When liquid sulfur is discharged into cold seawater in an undersea volcanic eruption, probably the form of sulfur generated is plastic sulfur.
Sulfur Rings
Most of the allotropes of sulfur consist of molecular rings, Sn, where n = 6-20. The most stable of these rings is S8, a molecule having S–S interatomic distances of 2.05 ˚A and belonging to the D4d point group. Commercially available sulfur consists mostly of S8 molecules, but it typically has a bright yellow color (characteristic of elemental sulfur) that comes from a small amount of S7 impurity. Pure S8 is pale yellow-green.

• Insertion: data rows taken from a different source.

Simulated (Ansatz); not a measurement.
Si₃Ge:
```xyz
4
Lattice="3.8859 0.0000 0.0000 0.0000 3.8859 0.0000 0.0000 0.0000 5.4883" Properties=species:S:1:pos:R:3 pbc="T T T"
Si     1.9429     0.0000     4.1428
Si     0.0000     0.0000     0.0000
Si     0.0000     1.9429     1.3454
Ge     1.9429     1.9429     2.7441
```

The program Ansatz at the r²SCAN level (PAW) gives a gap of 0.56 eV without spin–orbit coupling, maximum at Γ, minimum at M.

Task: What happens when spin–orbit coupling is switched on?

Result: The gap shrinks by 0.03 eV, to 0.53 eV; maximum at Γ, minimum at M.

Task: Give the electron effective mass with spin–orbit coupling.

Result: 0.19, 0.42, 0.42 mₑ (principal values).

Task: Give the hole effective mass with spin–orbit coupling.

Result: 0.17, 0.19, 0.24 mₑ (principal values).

Another impurity that may be present in volcanic sulfur is S7Se, where one of the sulfur atoms in the eight-membered ring is replaced with selenium.
Hexasulfur
Molecular hexasulfur has been synthesized in various ways. One way is via the thermal decomposition of S2I2, itself being generated by reaction of 2 KI with S2Cl2, analogous to the organic Finkelstein reaction. Using this method, it is possible to obtain S6 in ca. 36% yield after separation from other S2n molecules by fractional precipitation.
Of course, it would be desirable to have a reaction for selective generation of S6, and the organometallic reagent known as titanocene pentasulfide has been developed for this purpose. It has the formula Cp2TiS5, and a molecular structure featuring a six-membered TiS5 ring that effectively acts as a source of S52 – because of the polarity (sulfur negative, titanium positive) of the Ti–S bonds. Accordingly, S6 has been synthesized in 87% yield by the reaction of Cp2TiS5 with SCl2, giving titanocene dichloride (Cp2TiCl2) as the organometallic co-product of the reaction. Additionally generated in the reaction are small amounts of S12. The sulfur dichloride reagent, SCl2, does not have a long shelf life; it must be generated, distilled, and used while still fresh.
Heptasulfur, Nonasulfur, and Decasulfur
The seven-membered ring compound S7 can also be generated in a selective reaction employing titanocene dichloride together with S2Cl2. Pure S7 is not thermally stable and must be stored below −50 ◦C.
The molecular S9 ring has been prepared similarly, by reaction of Cp2TiS5 with S4Cl2 In the case of S10, the synthesis method is different. Here SO2Cl2 is employed effectively as a source of chlorine and SO2 gas as a leaving group. The balanced reaction uses 2 Cp2TiS5 + 2 SO2Cl2 to provide S10, 2 SO2 ↑ , and 2 equiv of titanocene dichloride.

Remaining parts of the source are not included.